As far back as 2010, Barbados Underground reported on this issue of organ harvesting and a prominent EU official cited in that expose had someone accost the narrator with the possibility of retracting what was written.
The greatest threat today is not from climate change as some deluded fanatics would have you believe but it is the prospects of a world, where our children have been so inundated with EVIL that the quotation by the prophet Malachi in chapter 4, verse 5 & 6 will have to take on new significance and relevance: “Behold, I will send you Elijah the prophet before the coming of the great and dreadful day of the Lord: And he shall turn the heart of the fathers to the children, and the heart of the children to their fathers, lest I come and smite the earth with a curse.”
The United Nations Human Rights Office of the High Commissioner states unequivocally “children as young as 3 years old (working) in mines and quarries qualify as modern day slaves, due to the combined elements of coercion, fear, restriction on freedom of movement and complete dependence on the employer.” For if the UN can see “No Future For Enslaved Children…” – then what hope does our world really have going forward?
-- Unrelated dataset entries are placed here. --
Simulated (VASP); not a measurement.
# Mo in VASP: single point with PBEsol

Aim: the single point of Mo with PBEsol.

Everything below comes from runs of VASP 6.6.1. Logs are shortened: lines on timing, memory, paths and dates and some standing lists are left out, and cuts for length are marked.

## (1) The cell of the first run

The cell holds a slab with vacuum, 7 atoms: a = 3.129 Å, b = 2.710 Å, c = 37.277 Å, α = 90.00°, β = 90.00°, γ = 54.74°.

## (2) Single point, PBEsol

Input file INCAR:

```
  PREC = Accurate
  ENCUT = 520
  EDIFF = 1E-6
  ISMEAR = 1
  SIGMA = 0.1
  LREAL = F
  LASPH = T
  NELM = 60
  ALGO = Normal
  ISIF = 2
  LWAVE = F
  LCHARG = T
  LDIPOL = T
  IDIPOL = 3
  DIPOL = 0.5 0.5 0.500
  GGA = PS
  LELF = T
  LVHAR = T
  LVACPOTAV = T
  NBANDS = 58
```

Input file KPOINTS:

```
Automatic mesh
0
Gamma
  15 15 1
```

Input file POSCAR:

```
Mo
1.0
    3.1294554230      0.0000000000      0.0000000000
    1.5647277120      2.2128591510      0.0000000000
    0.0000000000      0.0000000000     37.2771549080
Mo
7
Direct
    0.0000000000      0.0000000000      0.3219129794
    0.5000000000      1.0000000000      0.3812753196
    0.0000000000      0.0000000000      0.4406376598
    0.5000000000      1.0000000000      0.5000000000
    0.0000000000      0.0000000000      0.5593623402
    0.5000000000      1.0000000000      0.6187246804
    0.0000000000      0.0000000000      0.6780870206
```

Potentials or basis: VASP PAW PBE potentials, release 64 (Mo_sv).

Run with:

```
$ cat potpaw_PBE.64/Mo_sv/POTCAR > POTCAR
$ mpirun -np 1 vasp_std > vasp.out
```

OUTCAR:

‘The Telegraph’ cites that “hundreds of thousands of child soldiers are forced to fight at gunpoint by the Taliban in Afghanistan, Congo warlord Bosco Ntaganda, the Shebab in Somalia, Ansar Dine in Mali and other terror groups and private armies around the world.” This aspect of modern slavery will also have lasting repercussion for all of us in the long run.
The question now remains – if the UN seems powerless to do much of anything to change the trajectory of nations and governments, unilaterally waging senseless wars of attrition – what then will be the “CONSUMMATION” of all things given what we are facing in our world today?